I would say “approach” not “approch,” but otherwise I agree with what you’ve written in this article. :) As you’ve stated, an article like this can’t be comprehensive, but the points you made are all very important.

I didn’t have a discussion in this type of form with my daughter before she married, but we covered much of this territory in different conversations.

Dave Barnhart

“Approch is now approach” :-)

Views expressed are always my own and not my employer's, my church's, my family's, my neighbors', or my pets'. The house plants have authorized me to speak for them, however, and they always agree with me.

My wife warned me before we were married that she carried some of her mother’s negative traits, which she does. She gave me permission from that first year to address them when they manifested themselves. They did, I have, and it’s strengthened our relationship. Her sister, who is still single, is her mother reborn. I’m thankful I chose the right one!

BTW, these check lists for choosing a spouse have always been a turn off to me. To quote John MacArthur: “Delight yourself in God and marry who you want.”

"Some things are of that nature as to make one's fancy chuckle, while his heart doth ache." John Bunyan

Delighting in God would have to include obeying Him (John 14:15), and He commends…

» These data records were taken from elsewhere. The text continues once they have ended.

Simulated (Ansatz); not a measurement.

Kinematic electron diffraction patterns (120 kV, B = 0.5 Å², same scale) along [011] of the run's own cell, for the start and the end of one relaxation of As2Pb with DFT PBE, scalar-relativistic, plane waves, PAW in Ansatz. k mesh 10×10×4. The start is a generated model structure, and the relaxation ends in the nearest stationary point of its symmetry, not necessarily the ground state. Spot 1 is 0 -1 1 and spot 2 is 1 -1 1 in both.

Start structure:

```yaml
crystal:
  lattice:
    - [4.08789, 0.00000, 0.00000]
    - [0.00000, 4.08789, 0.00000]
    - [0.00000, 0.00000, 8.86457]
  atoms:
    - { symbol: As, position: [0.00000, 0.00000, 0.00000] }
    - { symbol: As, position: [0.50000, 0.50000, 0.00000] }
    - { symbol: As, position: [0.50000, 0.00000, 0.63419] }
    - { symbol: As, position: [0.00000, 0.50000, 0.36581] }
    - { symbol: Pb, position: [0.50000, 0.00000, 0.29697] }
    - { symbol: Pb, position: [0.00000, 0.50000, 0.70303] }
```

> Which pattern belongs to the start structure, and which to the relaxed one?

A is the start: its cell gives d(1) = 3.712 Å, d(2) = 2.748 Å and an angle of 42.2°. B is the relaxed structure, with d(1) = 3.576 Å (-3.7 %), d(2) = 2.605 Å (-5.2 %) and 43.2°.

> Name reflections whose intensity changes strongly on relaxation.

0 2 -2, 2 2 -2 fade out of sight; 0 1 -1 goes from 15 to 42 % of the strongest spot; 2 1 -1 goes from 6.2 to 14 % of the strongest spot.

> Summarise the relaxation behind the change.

  • seeking wisdom in general (Prov. 3:13, 4:5, 7; 16:16 and many more)
  • thinking carefully about our choices (Prov. 4:26)
  • getting good advice (Prov. 15:22, 20:18, 27:9)

Indeed the entire book of Proverbs (and much of the rest of Scripture) has no reason to exist if we automatically make the right choices once our “heart is right.”

Fortunately for those who follow him, JMac’s point was not that have no hard thinking to do, but rather that, when we have several equally good options, we don’t have to try to figure out which one is “the will of God” (For example… https://www.gty.org/library/sermons-library/80-24/making-the-hard-decis…)

The checklist I’m working on is a method for eliminating options that are not good options at all. Having removed folly from our list of possibilities we’re then really to “marry who we want.”

Views expressed are always my own and not my employer's, my church's, my family's, my neighbors', or my pets'. The house plants have authorized me to speak for them, however, and they always agree with me.

I’ve heard this more than once in counseling: “I married the wrong woman!”

I’m sure many a Christian wife: “I married the wrong man!”

–– Take a deep breath –-

The Christian husband’s objective is to glorify God by becoming this kind of man: “Husbands, love your wives, just as Christ loved the church and gave himself up for her”

The wife’s: Become a daughter of Sarah: “For this is the way the holy women of the past who put their hope in God used to adorn themselves. They submitted themselves to their own husbands, 6 like Sarah, who obeyed Abraham and called him her lord. You are her daughters if you do what is right and do not give way to fear” 1 Peter 3:5-7

Once a couple has married, the question of whether they chose well or not is irrelevant. The consequences of their choice are not, though! In His wise and good plan, God certainly allows bad choices to accomplish His purposes. In the sense that it all works out for His glory, every choice is “right.” But what we want for our young people is to see them choose mates that will help them picture the relationship of Christ to His church, help them form godly families, help them be complete (in the “it is not good for man to be alone” sense).

So, finding “the right spouse,” is not the best way to frame the effort and could create a lot of unhelpful anxiety as well as distraction from what ought to be the focus: finding a very good, maybe even excellent, spouse.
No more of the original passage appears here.